The Java servlet API, like most Java APIs, is synchronous and a thread is allocated to a request for the duration of the handling of a HTTP request. This has been sufficient to allow web 1.0 applications implemented on servlets to scale to enterprise level loads. However, web 2.0 applications, specifically those using Ajax and Comet techniques, present a traffic profile that cannot be scalably handled using synchronous servlets. This paper examines the problem and introduces the features that have been implemented in the Jetty 6 server to address them.

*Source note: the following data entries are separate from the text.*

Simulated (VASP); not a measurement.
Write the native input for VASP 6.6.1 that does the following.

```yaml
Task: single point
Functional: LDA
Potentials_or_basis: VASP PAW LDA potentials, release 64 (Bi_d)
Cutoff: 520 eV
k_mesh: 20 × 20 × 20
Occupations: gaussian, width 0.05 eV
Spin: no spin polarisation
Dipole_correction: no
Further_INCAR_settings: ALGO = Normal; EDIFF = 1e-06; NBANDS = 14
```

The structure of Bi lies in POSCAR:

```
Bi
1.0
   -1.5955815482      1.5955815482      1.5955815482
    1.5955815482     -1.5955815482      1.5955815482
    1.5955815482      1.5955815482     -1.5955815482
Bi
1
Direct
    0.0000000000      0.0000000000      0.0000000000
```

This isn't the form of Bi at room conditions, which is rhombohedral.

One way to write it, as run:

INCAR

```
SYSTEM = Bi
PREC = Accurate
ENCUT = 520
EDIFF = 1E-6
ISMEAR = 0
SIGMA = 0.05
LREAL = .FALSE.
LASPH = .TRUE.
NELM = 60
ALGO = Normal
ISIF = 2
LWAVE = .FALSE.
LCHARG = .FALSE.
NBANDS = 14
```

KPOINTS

The traditional Java IO model ( the java.net.Socket
API ) associates a thread with every TCP/IP connection. This was a
reasonable approach when the majority of web browsers were using
non-persistent HTTP/1.0 and the TCP/IP connection would be closed
after every response. However, today almost all HTTP traffic is over
one or more persistent connections, which are kept open after a
response has completed so that the expense and latency of creating a
new connection can be avoided on subsequent requests. These
connections can be kept open for 10s of seconds, even minutes, while
users are reading pages, completing forms or ceased using the
website.
Thus servers using traditional IO will have one or two connections, threads and the associated buffers allocated for every client browser concurrently using the server. Even though modern JVMs are much better at handling large numbers of threads, this still a problem for scaling, as the memory usage of every thread stack and buffer is not insignificant.
This issue can be partially resolved by the server reducing idle persistent times when it is low on resources, so idle connections can be closed to free resources for new connections with active requests. However this approach trends towards inefficient non-persistent connections as a throttle mechanism to protect a servers inefficient use of resources. High request rates may be achieved, but only over few concurrent connections and thus for only few concurrent users.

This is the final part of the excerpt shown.